Advent and Christmas Carol Services
For many, the real start of Christmas is the Service of Nine Lessons and Carols from Kings College, Cambridge, broadcast to the world by the BBC. This service was devised by Archbishop Benson when he was Bishop of Truro for use in that Cathedral, and was only later simplified and modified for use at Cambridge in 1918 by the then Dean, the Very Reverend Eric Milner-White.

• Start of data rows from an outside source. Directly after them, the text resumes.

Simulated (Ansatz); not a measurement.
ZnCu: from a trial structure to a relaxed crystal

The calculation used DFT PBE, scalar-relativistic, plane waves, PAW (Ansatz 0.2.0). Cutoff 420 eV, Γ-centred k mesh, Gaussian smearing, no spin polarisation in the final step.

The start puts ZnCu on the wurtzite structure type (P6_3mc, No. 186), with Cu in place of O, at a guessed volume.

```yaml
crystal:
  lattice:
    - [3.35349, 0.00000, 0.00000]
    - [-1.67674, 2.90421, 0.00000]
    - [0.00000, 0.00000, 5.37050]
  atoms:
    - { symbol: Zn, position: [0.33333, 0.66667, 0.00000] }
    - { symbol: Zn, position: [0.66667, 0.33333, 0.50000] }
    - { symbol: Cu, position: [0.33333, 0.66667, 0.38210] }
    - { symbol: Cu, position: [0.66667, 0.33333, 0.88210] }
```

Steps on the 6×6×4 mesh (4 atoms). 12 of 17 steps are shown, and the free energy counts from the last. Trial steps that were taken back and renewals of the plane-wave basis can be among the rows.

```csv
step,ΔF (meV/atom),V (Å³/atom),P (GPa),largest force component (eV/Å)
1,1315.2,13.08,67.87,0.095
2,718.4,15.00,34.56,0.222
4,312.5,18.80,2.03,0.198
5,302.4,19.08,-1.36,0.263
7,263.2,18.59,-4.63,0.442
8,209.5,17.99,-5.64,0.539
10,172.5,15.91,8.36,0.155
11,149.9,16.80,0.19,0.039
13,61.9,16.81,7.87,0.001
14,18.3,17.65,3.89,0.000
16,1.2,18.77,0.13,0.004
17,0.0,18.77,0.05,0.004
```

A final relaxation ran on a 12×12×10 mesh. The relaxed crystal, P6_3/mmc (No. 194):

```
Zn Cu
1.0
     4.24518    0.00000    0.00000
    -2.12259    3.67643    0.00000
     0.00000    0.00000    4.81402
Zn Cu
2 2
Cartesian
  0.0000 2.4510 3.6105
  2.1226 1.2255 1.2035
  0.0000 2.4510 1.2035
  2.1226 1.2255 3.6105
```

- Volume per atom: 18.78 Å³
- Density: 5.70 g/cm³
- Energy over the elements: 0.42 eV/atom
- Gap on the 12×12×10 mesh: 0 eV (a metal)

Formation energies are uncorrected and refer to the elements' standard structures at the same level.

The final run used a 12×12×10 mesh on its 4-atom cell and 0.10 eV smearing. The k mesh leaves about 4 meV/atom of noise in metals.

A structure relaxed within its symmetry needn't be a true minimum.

In 1934, Dean White composed a further service, A procession with Carols upon Advent Sunday. In the preface to this new service, White expressed his concern for more imaginative forms of worship. He wrote: In the old English liturgies, the Advent Offices made a preparation for the coming of our Lord to this earth far more vivid and eager than those of our present Prayer book. So an Advent Carol Service, if without precedent, is not without suitability, if it helps to express "the desire of all nations and ages". The purpose of the Service was "not to celebrate Christmas, but to expect it".
In the Christmas Eve service, the lessons form the framework, which is followed by the carols, while in the Advent service many of the texts are set to music and contribute themselves to the basic form. The Advent Service is also broadcast, and the BBC have shared the honour of this by regularly broadcasting this service from the Chapel of St Johns College, Cambridge.